Monday, June 28, 2010


Ian McEwan's 2001 Atonement is probably his most widely read and critically acclaimed novel. It was shortlisted for the Booker Prize, has been adapted into an Academy-Award nominated film, and is beloved by readers all over. I absolutely loved about 95% of the book, but in the very end I was left a little disappointed, especially after the near-perfect The Child In Time, the only other McEwan I've read to date.

We are introduced to the Tallis family in the summer of 1935, when 13-year-old Briony is excited to see her older sister Cecilia and brother Leon, home from college, and her cousins Lola, Jackson and Pierrot, who are visiting while Aunt Hermione has a tryst in Paris. As the weekend begins, she witnesses a flirtation between Cecilia and Robbie Turner, the son of the Tallis' charwoman who has grown up with the Tallis children and is also home from college. Robbie is head over heels in love with Cecilia, and determines to tell her that evening. When he does so, and Cecilia reciprocates, their moment of shared passion is misunderstood by young Briony. Later in the evening Lola is assaulted; Briony mistakenly accuses Robbie, ultimately sending him to jail.

The next part of the book overlays the brutal detail of Robbie's experience fighting in WWII with his and Cecilia's love story. It is beautiful and powerful and the contrast is wonderfully executed. From there, we learn of Briony's experiences, eschewing school and her family and entering into the nursing profession as her personal attempt to atone for her crime against Robbie and her sister.

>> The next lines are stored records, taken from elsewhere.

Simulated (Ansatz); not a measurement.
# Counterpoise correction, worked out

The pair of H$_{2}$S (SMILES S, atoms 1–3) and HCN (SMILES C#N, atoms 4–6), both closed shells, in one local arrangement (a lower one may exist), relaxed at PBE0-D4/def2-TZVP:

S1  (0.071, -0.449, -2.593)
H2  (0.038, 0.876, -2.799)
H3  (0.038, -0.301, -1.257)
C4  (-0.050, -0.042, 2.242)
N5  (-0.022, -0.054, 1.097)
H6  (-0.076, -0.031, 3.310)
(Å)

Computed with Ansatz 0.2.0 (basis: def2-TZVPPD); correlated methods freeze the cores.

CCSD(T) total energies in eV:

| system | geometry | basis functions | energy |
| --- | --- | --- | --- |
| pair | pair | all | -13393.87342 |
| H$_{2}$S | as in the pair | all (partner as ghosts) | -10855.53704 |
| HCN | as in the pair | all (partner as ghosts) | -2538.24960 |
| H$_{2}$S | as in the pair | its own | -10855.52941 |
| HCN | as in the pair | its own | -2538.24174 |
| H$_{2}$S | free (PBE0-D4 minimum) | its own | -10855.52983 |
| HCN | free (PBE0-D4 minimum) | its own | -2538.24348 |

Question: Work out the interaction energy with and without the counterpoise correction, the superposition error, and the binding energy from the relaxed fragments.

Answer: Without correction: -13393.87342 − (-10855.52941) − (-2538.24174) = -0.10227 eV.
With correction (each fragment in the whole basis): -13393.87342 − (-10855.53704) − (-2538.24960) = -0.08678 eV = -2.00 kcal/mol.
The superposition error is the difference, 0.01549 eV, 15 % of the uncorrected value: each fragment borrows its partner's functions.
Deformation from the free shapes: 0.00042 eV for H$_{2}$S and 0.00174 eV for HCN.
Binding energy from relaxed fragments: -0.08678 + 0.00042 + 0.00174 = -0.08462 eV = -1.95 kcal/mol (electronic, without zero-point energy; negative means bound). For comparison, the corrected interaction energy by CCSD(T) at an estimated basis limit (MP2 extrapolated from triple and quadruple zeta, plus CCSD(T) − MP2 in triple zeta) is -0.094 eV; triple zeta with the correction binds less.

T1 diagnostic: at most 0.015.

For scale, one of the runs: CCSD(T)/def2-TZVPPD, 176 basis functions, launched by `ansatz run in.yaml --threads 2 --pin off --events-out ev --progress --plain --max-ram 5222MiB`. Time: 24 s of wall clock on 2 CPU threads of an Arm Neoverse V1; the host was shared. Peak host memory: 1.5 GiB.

The book is so well crafted, so well written, and the story so wonderfully conceived right until that point, I had every intention of raving about it and reporting that the attention lavished upon it is well deserved. Unfortunately, the last section bothered me. In the last few pages, we learn that the entire book was a novel penned by Briony, that it was the umpteenth re-write, and that the events may or may not have happened as written. It felt gimmicky to me. Casting it as a novel within a novel, but only sharing that information at the very end; telling the reader that some - but not all - of the preceding events were accurate, while others were Briony's embellishments or inventions... I didn't think McEwan needed the trick to make the reader feel the desperation or futility of Briony's quest for atonement. Almost all of the book was truly lovely, and I will read more by this author, but I didn't love Atonement the way many people do.

Up next: Things Fall Apart by Chinua Achebe, the next book up for the Fearless Readers. I'm also reading Blind Willow, Sleeping Woman, a collection of short stories by Haruki Murakami.